In late September, The Trust published a a 115-page report on "Connections between Colonialism and Properties now in the Care of the National Trust, Including Links with Historic Slavery".

The MPs' letter, which will be sent to Mr Johnson this week, reads: “For as long as the purpose of these charitable organisations is perverted by political posturing, signatories to this letter request that you ask the Secretary of State for Culture, Media and Sport to review all outstanding funding applications from the aforementioned bodies and others that pursue political causes.”

Sir John Hayes said institutions were trying to 'sanitise history' - The Telegraph/Geoff Pugh
Sir John Hayes said institutions were trying to 'sanitise history' - The Telegraph/Geoff Pugh

Sir John Hayes, who leads the Common Sense Group, told The Telegraph: “The purpose of those who are custodians of our heritage is to protect and promote it, not to reinterpret or rewrite history.

“It may be that some of these people are artless and some are sinister, but assuming that most of it is a kind of senselessness, they have to understand that all we are now is a product of all that has gone before: good, bad and ugly.

“To attempt to sanitise history is to not only disown all the heroes and heritage it is their mission to guard implicitly, but it is also to deny the reality of what Britain is, and who Britons are.”

The Charity Commission is already investigating the National Trust over its colonialism review, which ministers described as “unfortunate”.
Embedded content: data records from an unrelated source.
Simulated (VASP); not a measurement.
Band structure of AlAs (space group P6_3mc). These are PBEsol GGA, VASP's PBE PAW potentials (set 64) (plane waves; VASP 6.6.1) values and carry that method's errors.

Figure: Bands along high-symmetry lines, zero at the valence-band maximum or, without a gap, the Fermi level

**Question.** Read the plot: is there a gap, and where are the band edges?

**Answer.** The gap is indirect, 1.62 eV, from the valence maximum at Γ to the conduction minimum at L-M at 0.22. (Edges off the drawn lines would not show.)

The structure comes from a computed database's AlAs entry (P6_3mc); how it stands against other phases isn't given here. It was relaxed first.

Tom Hunt, a Tory MP who signed the letter, said: “Why is it that sections of the Left are so obsessed with Winston Churchill? Why is it that they always seek to question his legacy and his role?

“I think it’s because a lot of these people hate Britain. And the reality is that Winston Churchill is rightly seen as a national hero, one of our greatest ever figures. You have to question the motives of people who seem to be obsessed with wanting to question his greatness.”